She is referring here to the recent reform of Europe’s Common Fisheries Policy: “Make no mistake: the decision to end overfishing by 2015 for most fish stocks and by 2020 for all stocks is a historic and very significant accomplishment that should bring long-term benefit to all Europeans. The European Union has taken wise and courageous action with this reform. After decades of overfishing that resulted in declining fish stocks and revenues, there is now hope that fishing can return to sustainability.”

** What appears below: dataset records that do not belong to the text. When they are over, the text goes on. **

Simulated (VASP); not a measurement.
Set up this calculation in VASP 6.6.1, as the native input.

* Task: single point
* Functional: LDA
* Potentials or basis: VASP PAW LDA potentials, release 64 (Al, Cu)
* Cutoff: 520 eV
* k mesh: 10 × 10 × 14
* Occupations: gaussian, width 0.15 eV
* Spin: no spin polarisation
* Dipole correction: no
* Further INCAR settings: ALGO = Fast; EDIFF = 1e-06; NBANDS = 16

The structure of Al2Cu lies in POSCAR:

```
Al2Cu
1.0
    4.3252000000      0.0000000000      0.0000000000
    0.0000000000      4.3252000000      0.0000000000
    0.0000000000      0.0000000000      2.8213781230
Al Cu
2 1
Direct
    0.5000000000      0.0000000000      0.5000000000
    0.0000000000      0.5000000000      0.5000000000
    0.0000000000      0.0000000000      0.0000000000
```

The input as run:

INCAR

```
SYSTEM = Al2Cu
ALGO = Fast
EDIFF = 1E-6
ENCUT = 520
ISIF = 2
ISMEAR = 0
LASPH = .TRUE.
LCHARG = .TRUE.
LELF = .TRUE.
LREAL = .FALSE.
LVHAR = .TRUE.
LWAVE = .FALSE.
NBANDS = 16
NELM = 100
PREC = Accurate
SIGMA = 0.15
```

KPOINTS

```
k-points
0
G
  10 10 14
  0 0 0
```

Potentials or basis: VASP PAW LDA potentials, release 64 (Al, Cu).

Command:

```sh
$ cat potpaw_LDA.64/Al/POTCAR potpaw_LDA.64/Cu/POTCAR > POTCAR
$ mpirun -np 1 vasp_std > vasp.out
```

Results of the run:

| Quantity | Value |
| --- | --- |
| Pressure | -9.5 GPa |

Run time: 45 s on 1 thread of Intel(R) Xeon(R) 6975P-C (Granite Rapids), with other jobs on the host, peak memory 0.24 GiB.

In her opinion, this goal is realistic, though it will need “a continued commitment”: “Sustainable fisheries are achievable, but getting there is tough.” The conflict, in essence, is one of near- or far-sightedness, Lubchenco explains: with traditional fisheries the goal is to maximize profits without thinking about tomorrow; with sustainable fisheries, fishermen have to think about the coming generations. The solution lies in aligning short-term and long-term incentives, and this can be done by ensuring fishermen their future catches. In this way “fishermen have a guaranteed fraction of the catch, not just for this year, but for future years. As a consequence, they have a stake in the future, not just the present, and strong incentives to ensure the fishery is well managed.”

The challenge of aquaculture

Lubchenco stresses that this kind of management is indispensable, and should go hand in hand with the creation of marine reserves: “Both are needed. No-take areas are powerful tools to help recover depleted fisheries, protect biodiversity, and hedge against unexpected environmental changes, but they are not a substitute for good fishery management.”

The ecology laureate also talks about aquaculture, which has some way to go to attain sustainability: “Aquaculture is an essential component of food security, but there are currently very real environmental and social problems that must be addressed for it to be sustainable.” Farming of mussels and oysters is easier, she explains, because these bivalve species obtain their food from the surrounding water. The farming of predators like cod is extremely difficult if you want its impact to be less than the fishing itself.